I've spent enough time this week winging about my work, so I don't want to go on and on, but there is something that happened yesterday that came very close to throwing me into a rage, which is something I try hard not to let work do to me. After all, what's the point? It is only hurting me.
Because I have spent many years in this business and have worked extremely hard to get where I am, gigs like this throw me for a loop. The position I accepted for this one is Master Electrician. That means I figure out the circuiting and power for instruments. I do it on paper and when we get to the venue, I have a crew to put it up. I explain to them where we want it. Simple enough.
But on this show, they didn't hire enough crew for me. So I have spent 12 hours a day for the last 4 days lifting heavy cable, pushing boxes around, climbing ladders & driving lifts. Don't get me wrong, I don't mind working. I don't even mind that much getting dirty, but there's always someone who will try to make you feel bad for just the things you should be proud of (i.e. hard work)
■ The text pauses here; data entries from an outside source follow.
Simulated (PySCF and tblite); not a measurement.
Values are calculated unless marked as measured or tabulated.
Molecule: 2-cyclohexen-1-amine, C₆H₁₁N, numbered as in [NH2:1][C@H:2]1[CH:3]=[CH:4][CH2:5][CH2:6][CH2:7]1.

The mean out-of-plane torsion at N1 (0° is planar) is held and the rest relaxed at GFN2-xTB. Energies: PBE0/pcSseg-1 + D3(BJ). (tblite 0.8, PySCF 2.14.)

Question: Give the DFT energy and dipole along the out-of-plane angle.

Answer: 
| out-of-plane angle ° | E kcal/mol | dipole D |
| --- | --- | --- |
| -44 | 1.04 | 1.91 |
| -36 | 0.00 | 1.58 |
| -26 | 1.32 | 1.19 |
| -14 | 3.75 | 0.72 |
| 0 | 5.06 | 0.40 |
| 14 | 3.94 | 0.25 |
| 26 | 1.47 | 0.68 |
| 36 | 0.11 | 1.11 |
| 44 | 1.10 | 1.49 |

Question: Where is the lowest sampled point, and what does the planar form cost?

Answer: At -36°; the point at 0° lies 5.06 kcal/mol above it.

Yesterday, around my tenth hour of work (with no breaks, by the way, someone bringing me food) I was pushing a case out of the tent-- yes, the fashion show is in a tent-- there was a young man, I would guess around twenty, with a tailored shirt, designer jeans, and some product in his hair smoking a cigarette just where I needed to put the case. I think he was there setting up some display. Remember, this is a high-publicity fashion show, so every wanna be in the city is hanging around. I politely asked him if he would step aside, and the little shit wouldn't even look at me. He refused to budge. And I was 2 feet away from him. I know he heard me. Finally, his friend who was near pulled him over a step. I thanked him for moving. He still wouldn't acknowledge me.
This exchange took the wind out of me. All of a sudden because of this little prick I lost any sense of dignity I might have had about the job I was doing. I felt like a dirty, thirty-something low life. What a shame that somebody could hold that power. Class systems are a big point of contention with me, and I always make a point of treating all types of people equally. Now I need to work on not being so sensitive to those that don't.
Check out this post on one of my favorite's blog. We were feeling sympatico today.
7 comments:
What a smarmy little shit. We live in a society that is so classist--as if there is *anything* low about manual labour anyway--and the final insult is that this guy is probably just someone's go-to kid anyway. I work in a real hierarchy and while I get looked up to a lot, I also get looked down on a lot -- that's the thing about hierarchy that is so damaging. Well, *I* am always full of admiration for you, Repeater, and I can see that you're doing a fantastic job and you're really, really good at what you do.
I second and third everything TI says.
Just think--the little shit also probably has a really little penis. They always do. He's trying to counteract it by being all tough. Heh. Won't help him in the sack.
Can you tell who's in a pissy mood today??
Hang in there, Repeater...you'll be coming home soon, yes??
Hey Repeater,
Thanks for stopping by my blog the other day. I can certainly empathize with this entry. DC is such a status conscience town, with a lot of people who really, really want you to believe that they are more important than you.
FC you are cracking me up lately. Thanks, ti for the kind kind words & sara good to see you back. I'm heading home tomorrow for a day (soooo relieved to be done with this one) then to Detroit for an easy little show for just a couple of days, then hopefully home for a while. So glad to have you all with me on my journeys.
YOu'll be pulling in Detroit and i"ll be just across the border, in Windsor tonight! You desrve the easy show, and then home for some REST.
I know you're not used to hearing this kind of thing from me, but if you find out where he lives, I'll go stop by and teach him a little respect. Mess up his hair and break a nail or two and everything!
Really, I will, it's not a problem. Just think about it.
And you are right, we really were on the same page. Like I said, "warm and fuzzy". ;)
that just blows. I hate that anything like this happens, especially to someone as awesome as you! Whenever I get treated poorly I try to rememebr that the person doing it is probably really miserable. Or at least I hope they are. That makes me feel a bit better. Hope you're home already!